Where from here?#6. “Unplugged.”

Where from here?#6. “Unplugged.”

The recent Facebook blackout raised more than a few eyebrows.

One had to wonder how such a leading Tech-giant could be shut down at all. Surely all the best online engineers work for them, anyway.

Some have said it must have been an inside job, and others have pointed the finger at hackers. I’m sure there are logical reasons, but one thing we can all agree on is that the millions upon millions of Facebook, Instagram and WhatsApp users were unceremoniously unplugged. Information and direct communication channels died a sudden, albeit brief, death.

We have all seen Christian blackouts. Of course, it is inexcusable when precious souls can shutdown and slip away without raising concern.

Never should we think that it doesn’t happen at “our church.” There is just too much evidence to the contrary to dispel that myth.

Believe it or not, churches do have the best people to help the weak and struggling. The Holy Spirit gives churches what they need when they need it.

If we feel we do not have the resources to do the job, then it is likely that one, or both, of the following problems are present: The first being that the people available are being deliberately hindered from helping, and/or the other being that the congregation really doesn’t want to fix the problem.

When saints fall away, is it the fault of the congregation? At whom do we point the fingers?

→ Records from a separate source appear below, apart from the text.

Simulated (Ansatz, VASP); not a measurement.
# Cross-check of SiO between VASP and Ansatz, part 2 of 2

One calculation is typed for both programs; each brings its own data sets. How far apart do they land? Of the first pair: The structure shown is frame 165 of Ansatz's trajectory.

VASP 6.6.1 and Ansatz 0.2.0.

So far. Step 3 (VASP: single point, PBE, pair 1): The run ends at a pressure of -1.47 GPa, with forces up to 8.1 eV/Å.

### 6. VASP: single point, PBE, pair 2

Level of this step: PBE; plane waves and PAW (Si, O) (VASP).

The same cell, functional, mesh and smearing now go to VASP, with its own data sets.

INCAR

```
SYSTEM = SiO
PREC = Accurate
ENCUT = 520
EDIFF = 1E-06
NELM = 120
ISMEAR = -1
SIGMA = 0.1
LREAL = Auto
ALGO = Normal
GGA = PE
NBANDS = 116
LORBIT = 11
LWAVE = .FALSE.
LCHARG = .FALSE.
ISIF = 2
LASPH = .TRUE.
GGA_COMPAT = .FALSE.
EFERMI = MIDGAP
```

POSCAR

Churches are living organisms. To suggest that things cannot go horribly wrong is to defy the course of history. Information and direct communication channels can die a sudden, and sometimes permanent, death in churches too.

The best way to keep each other plugged into the Lord and His church is to secure our own spiritual connections. You can’t stop someone from walking away, but you can make sure that you have done all you can to keep them plugged into Jesus.